As the force of Hurricane Sandy struck the Jersey Shore, Mary Tantillo’s thoughts were fixated on her art studio. The days following were spent trying to reach the area, but roads full of debris prevented her from getting very far.
After receiving permission from the mayor of Long Beach Island to be driven by police to her shop, Tantillo saw through the door, which was forced open by water, that the ceiling had crumbled and the space was flooded.
“I didn’t go back for 11 days after that,” Tantillo said. “At that point, I basically took everything out of there in a day and a half. I threw a lot of stuff away, it was pretty heartbreaking.”
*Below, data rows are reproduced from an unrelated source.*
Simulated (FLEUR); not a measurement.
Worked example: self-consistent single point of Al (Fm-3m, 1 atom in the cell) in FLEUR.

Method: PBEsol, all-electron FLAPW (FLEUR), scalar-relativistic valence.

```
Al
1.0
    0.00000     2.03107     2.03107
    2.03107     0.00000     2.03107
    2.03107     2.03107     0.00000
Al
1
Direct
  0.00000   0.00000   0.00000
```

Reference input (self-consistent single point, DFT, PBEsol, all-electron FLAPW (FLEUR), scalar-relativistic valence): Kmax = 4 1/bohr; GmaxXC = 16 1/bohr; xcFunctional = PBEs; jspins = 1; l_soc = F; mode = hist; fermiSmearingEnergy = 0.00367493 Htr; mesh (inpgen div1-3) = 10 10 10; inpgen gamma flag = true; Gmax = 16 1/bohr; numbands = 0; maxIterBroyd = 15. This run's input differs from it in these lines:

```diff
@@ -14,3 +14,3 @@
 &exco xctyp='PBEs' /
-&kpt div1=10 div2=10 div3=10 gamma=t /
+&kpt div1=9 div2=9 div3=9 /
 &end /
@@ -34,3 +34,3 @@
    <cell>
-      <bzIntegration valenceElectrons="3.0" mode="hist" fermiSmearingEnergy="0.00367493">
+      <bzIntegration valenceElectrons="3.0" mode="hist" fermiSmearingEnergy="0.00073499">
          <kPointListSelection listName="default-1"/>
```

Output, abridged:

The Jersey Shore is still suffering from the impact of the hurricane, a problem that may make it difficult for some vacationers to visit this summer. To celebrate the beach’s importance and help Tantillo return to normalcy in the place she calls home, Bluestone Fine Art Gallery in Old City is hosting a benefit exhibit titled “Rebuilding the Jersey Shore: One Artwork at a Time.”
About 75 photographs and oil paintings by Deborah Mix and Linda Ramsay, who are both New Jersey artists and beach enthusiasts, will be featured at the Old City gallery. Tantillo, a glass artist, will also be exhibiting some of her work. The show’s opening reception will be April 5 from 5-9 p.m.
“Although the hurricane only slightly impacted my Long Beach Island studio, many other businesses and residences along the shore were not as lucky,” Ramsay said.
After the hurricane, she and Mix met with Bluestone gallery owner Pam Regan to create an exhibit focusing on Jersey Shore images and paintings, from Cape May to Long Beach Island.
The artists also took the show as an opportunity to help fellow artist and friend Tantillo. Mix and Ramsay each chose a work that, when sold, its profit will go to Tantillo; a percentage of the sales from the exhibit will go to the Long Beach Island native.
“When [Ramsay] first approached me, she was like, ‘We’re having this benefit show at a gallery and, by the way, you’re the benefit,’” Tantillo said. “I was like, ‘That’s so nice, I just don’t know, are you sure? I’m sure there are people in more need than I am.’ I donate so many things to auctions, it’s just weird to be on the receiving end. I’m very grateful for them. It’s such a nice thing they’re doing, I’m just in a different position than I normally am, but I’m accepting what people want to give me and am grateful for it.”
On April 21, Ramsay will make a plein air painting, which will be done outside during the Artists’ Reception from 11 a.m. to 2 p.m. A silent auction will also be held during the exhibit.
“These two women have really worked the whole Jersey Shore,” said Pam Regan, Bluestone Fine Art Gallery owner. “They have reached out to just about anybody on the Jersey Shore – all the different art communities, art galleries. We’ve contacted the marinas and anyone we can think of to attend or support the exhibit. I’ve been working with them for a while, and they’re friends and wanted to do an exhibit together…They wanted to do the two-person exhibit about Hurricane Sandy, because they do mostly beach-type art. It just worked.”
The artists’ works depict familiar beach scenes, such as a Ferris wheel, a crowded boardwalk landscape or a child crouching next to a pail, staring at the ocean.
Mix gives her photographs of the shore more depth by taking the shot and printing it on metallic linen, then tinting it by hand with oil pastels. The process gives the photograph the texture of a painting.
“Local landmarks or icons of a community are a recurring theme, along with beach bikes and beach umbrellas, because they are so colorful and fun to paint,” Ramsay said of her artwork.
Regan said that the atmosphere the two artists evoke in the exhibit is ideal for the coming months and sunny weather.
“[Ramsay’s] art is warm, it’s welcoming, it brings memories to everybody. [Mix] enhances her photography, but you wouldn’t recognize it’s been altered. It just has this comforting feel to it. You could picture it in your house, in an office or anywhere, and I like that about them. With their art, you see what you get.”
When not getting ready for the exhibit, Tantillo is also preparing to reopen her shop. Now that the space has electricity, and plumbing will soon return, she hopes to get back to work by May.
“The worst thing now is that a lot of the people who work for me don’t have anywhere to live, so I may have staffing issues this summer until houses get renovated,” Tantillo said.
Despite the difficulties, she remains optimistic. “It’s going to be tricky, but I feel good about the summer. A lot of people really want to be down here.”